Moncrief said her group has spent two years pushing for the settlement dollars to go to “clean electric” school buses.

“The governor listened,” Moncrief said. “Today’s commitment to clean energy will help leave our children with a better world, both by cleaning their air and reducing carbon emissions that contribute to climate change.”

Potential applicants have until Nov. 7 to express interest in the program, which will help the Department of Environmental Protection determine “the scope of available funding and timing of projects,” the request said.

The initiative, in part, would cover up to 100 percent of the cost of new government-owned buses and privately owned buses under contract with public schools, transit and shuttle programs. Along with electric-powered vehicles, money could go to buses that run on fuels such as propane and compressed natural gas.

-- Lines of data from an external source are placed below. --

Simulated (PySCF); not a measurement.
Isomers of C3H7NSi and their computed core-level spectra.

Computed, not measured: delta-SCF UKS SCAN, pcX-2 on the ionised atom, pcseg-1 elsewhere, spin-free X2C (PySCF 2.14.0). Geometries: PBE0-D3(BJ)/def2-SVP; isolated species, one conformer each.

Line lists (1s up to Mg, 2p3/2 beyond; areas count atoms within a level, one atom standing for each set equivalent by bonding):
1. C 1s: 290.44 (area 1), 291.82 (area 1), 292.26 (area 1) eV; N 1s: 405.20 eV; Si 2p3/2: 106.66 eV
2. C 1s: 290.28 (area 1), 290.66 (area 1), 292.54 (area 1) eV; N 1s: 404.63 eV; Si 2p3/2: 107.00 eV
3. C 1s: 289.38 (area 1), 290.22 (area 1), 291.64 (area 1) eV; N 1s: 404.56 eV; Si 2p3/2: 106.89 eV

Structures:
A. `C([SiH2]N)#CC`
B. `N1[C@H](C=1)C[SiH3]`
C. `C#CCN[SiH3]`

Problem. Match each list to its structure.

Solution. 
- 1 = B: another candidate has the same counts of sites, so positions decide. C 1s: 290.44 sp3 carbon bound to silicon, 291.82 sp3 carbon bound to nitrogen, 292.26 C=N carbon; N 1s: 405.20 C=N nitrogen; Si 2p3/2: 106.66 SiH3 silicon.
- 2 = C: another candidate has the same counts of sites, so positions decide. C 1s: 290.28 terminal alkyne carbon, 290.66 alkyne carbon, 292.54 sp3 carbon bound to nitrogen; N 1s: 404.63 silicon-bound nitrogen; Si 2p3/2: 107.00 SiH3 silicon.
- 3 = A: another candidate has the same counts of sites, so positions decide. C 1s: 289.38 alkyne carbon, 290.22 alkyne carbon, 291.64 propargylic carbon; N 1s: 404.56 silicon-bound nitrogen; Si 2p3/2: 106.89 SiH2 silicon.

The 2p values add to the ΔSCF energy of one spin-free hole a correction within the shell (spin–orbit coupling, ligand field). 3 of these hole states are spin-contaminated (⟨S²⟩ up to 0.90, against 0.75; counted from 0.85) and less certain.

For buses used by other private entities, the state would cover up to 75 percent of the cost for new all-electric vehicles and 25 percent of the cost of new vehicles using alternative fuels.

The state is also moving forward immediately with $5 million in offering --- on a first-come, first-served basis --- to fully fund the replacement of 2009 and older diesel school buses with electric battery-powered school buses and associated charging infrastructure.

A priority for that initial replacement program would be designated “air quality priority areas,” which include Jacksonville, Miami, Broward County, Palm Beach County, Tampa, St. Petersburg, Orlando and Pensacola.

"The JTA see this as a potential funding opportunity that we plan to take advantage of through the application process," said JTA spokesman David Cawton II.

JTA has been actively moving toward lower-emission buses, with many of its buses now running on compressed natural gas. 

Duval County Public Schools contracts its transportation services from private companies so it won't be directly applying for the grant money, but the district still plans to be involved.  "We will be participating in the informational session to determine if the program has relevance to our arrangements for outsourced student transportation," said spokeswoman Sonya Duke-Bolden.

Zero-emission electric buses have been gaining traction across the country. One of the largest electric bus manufacturers, Proterra, has customers in 41 U.S. states and Canadian provinces. 

Historically, range was an issue for electric buses but that's changing. Lion Electric Co., which makes zero-emission school buses, says its electric vehicles can be equipped to go up to 155 miles between charges. 

Florida's bus money is part of the $166 million the state received as its share of the $14.7 billion settlement between Volkswagen and the U.S. Department of Justice.

The federal government said the German automaker installed software in its 2.0-liter diesel engine vehicles that disabled emission controls under normal use. The emissions-control devices were alleged to turn on when being tested. The result of the disabled emission controls was improved fuel mileage and driving performance but the release of thousands of tons of nitrogen oxide emissions in excess of regulated limits.

In July, Gov. Ron DeSantis announcedthat $24.9 million of the settlement, or 15 percent, would go toward placing charging stations for electric vehicles at all Florida Turnpike service plazas by the end of the year, with similar infrastructure along other major highways.

Another 15 percent would be directed to a state grant program of the U.S. Environmental Protection Agency’s Diesel Emissions Reduction Act, which is designed to reduce diesel emissions from engines that weren’t made to meet more stringent post-2006 emission standards.